By Will Durst
The mad mud-tossing between Newt Gingrich and Mitt Romney, the last two Republicans still standing, is quickly ramping up to levels not seen since the Agincourt catapults. The candidates and their surrogates are busy dredging up dirt with fleets of front-loaders, personally wetting it down with outraged spittle and other anatomical fluids, and it’s getting ugly out there folks. Not to mention… moist.
The gloves are coming off and this battle of ironclads, unlike the Monitor and the Merrimack, is guaranteed to result in more self-inflicted harm than damage to the enemy. Sure, sure, other wannabees continue to circle the spotlight, but haphazardly, like September moths after repeated run-ins with a tricked-out bug zapper. Barring a second bout of primary puppy love, the race for the GOP presidential nomination is down to Weasel Boy and Plastic Man.
As usual, it all started with money. Mitt Romney stepped in doo-doo deeper than Nietzsche’s private letters to Wittgenstein when he bet Rick Perry $10,000 in a recent debate, demonstrating the same kind of connection to the middle class that a ceramic Portuguese tie-clip in the shape of a crouching gargoyle has to squid fishing. Ten grand. Apparently, to the GOP, that’s pocket change, except of course in D.C., where it’s universally recognized as two and-a-half hookers.

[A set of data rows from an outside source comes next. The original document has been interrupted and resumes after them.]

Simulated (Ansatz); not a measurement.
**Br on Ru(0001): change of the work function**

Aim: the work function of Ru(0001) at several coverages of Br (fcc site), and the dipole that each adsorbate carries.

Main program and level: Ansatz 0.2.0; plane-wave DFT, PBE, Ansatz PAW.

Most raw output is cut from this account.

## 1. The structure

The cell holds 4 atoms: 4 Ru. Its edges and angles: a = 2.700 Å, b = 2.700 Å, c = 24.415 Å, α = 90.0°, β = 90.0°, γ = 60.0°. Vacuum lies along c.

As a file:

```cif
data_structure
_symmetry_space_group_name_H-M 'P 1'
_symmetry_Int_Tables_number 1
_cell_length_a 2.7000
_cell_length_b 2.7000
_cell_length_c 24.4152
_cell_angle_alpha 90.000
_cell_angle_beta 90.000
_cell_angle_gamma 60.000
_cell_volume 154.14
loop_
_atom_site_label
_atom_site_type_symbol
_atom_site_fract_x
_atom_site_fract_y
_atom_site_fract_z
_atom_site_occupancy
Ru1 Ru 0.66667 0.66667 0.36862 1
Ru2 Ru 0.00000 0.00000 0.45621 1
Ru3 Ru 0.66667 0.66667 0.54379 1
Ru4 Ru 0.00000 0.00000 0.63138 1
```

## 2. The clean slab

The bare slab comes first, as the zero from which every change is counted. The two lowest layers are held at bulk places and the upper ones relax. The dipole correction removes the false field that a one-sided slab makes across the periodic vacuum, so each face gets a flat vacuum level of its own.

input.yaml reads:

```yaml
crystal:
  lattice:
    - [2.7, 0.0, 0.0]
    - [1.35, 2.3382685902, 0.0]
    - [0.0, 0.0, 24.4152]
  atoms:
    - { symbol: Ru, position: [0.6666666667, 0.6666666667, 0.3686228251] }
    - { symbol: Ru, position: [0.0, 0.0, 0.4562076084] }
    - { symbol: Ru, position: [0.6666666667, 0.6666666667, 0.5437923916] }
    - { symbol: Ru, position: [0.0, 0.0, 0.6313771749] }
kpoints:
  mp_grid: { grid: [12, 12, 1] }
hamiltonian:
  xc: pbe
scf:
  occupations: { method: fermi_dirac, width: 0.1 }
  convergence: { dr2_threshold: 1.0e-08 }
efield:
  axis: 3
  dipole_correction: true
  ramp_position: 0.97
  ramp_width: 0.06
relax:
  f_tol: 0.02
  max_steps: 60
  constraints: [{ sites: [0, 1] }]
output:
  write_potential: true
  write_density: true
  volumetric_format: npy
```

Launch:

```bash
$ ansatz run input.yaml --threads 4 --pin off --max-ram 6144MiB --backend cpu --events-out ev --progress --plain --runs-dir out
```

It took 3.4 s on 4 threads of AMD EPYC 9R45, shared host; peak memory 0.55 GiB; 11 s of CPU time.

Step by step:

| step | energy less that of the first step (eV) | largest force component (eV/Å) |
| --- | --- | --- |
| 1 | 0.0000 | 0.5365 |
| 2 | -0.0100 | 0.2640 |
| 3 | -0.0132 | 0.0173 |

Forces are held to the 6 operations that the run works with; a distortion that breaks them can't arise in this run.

Newt seized on the former Massachusetts Governor’s faux pas tighter than an extra-small t-shirt on a Sumo wrestler, acting uncharacteristically all humble-like, which seemed so scarily disingenuous he couldn’t help himself and actually blushed while laughing.
A bit of unexpected blowback almost knocked the former Speaker down when Mitt Man retaliated by referencing the third Mrs. Gingrich’s half-a-million dollar tab at Tiffany’s. Which, even amongst the fabled 1-percenters, is considered to be a heck of a lot of useless sparkly crap. Makes Elizabeth Taylor’s jewel box look like a Tupperware dish in a cabinet above the sink.
The GOP is rightfully worried about the spectacle of two very wealthy men accusing each other of being filthy rich. While trading accusations of flip-flopping even though both have changed positions more often than hyperkinetic six-year-olds playing speed Twister halfway through their Halloween stash.
And there have been further charges. And further counter charges. And charges of countering the counting charges by charging counters. And back and forth it goes. “He’s zany.” “Not a real conservative.” “As trustworthy as a leaky dinghy in high seas.” “Waffles so much, syrup should be shooting out of his ears.” The byproduct being Iowa and New Hampshire television stations are raking it in while independent voters are alienated by the container ship-full.
Party regulars are starting to freak out, with the dim throbbing realization sinking in that one of these guys is destined to be their standard bearer. Dark whispers are muttered behind closed doors about Newt’s viability and Mitt’s likeability, which can both be measured in the low single digits. Baseball scores, not even football, much less basketball numbers.
Not just the presidency, we’re also beginning to hear phrases like “coat tails” and “down ballot” and other strategic buzz-words that are shorthand for “Aieieee!” Newt Romney or Mitt Gingrich. Like choosing between getting your finger caught in a car door or an elephant stepping on your foot. In this case: a couple of wild elephants. The same, only different. And not in a good way.